Coffee chain's CVA criticised as ‘very worst example’

The British Property Federation has condemned the Company Voluntary Arrangement proposal by the coffee chain Love Coffee, whose attempts to avoid the terms of its leases are set to leave landlords and local authorities unpaid.

Love Coffee has 29 branches nationwide and has grown rapidly in shopping centres, with sites including:

  • Harpur Centre, Bedford
  • Broadway Shopping Centre, Bexleyheath
  • Pyramids Shopping Centre, Birkenhead
  • The Strand Shopping Centre, Bootle
  • Princess Square Shopping Centre, Bracknell
  • St David’s, Cardiff
  • The Mall at Cribbs Causeway, Bristol
  • Orchard Shopping Centre, Dartford
  • Priory Shopping Centre, Dartford
  • Cheshire Oaks, Ellesmere Port
  • Trinity Leeds
  • Highcross Leicester
  • Lewisham Shopping Centre
  • Manchester Arndale
  • Four Seasons Shopping Centre, Mansfield
  • Walnuts Shopping Centre, Orpington
  • Halton Lea Shopping Centre, Runcorn
  • Crystal Peaks, Sheffield
  • Meadowhall, Sheffield
  • Springfield Outlet Centre, Spalding
  • Merseyway Shopping Centre, Stockport
  • intu Lakeside, Thurrock
  • Peacocks Shopping Centre, Woking
  • Birchwood Shopping Centre, Warrington
  • Westfield London

The BPF called the CVA put forward by Love Coffee a massive step backwards with regards to open and transparent insolvency negotiations, as the company :

  • stopped paying its bills;
  • failed to engage at all with landlords over the terms of the CVA;
  • is selective in its treatment of different classes of creditors, picking and choosing which it is willing to pay;
  • has offered no route for landlords to mitigate lost income, should it return to profitability.

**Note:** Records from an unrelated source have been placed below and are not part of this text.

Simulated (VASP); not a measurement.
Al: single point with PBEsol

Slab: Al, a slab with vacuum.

The CVA comes after directors of Love Coffee took out substantial dividends between 2013-14. Whilst further investment is promised in the event that the CVA is approved, there is no guarantee of this or indication of where the additional funding will come from.

Ian Fletcher, director of policy at the British Property Federation, commented: “The CVA put forward by Love Coffee represents the very worst example of insolvency negotiations we have seen, and is unacceptable in its treatment of landlords who have fulfilled their obligations, only to be ignored and left out of pocket. The company also leaves the taxpayer short with unpaid business rates bills.

“The directors of Love Coffee have taken a highly unorthodox, selective approach to deciding which creditors they see fit to pay, and its insolvency practitioner should be scrutinised by their regulators.”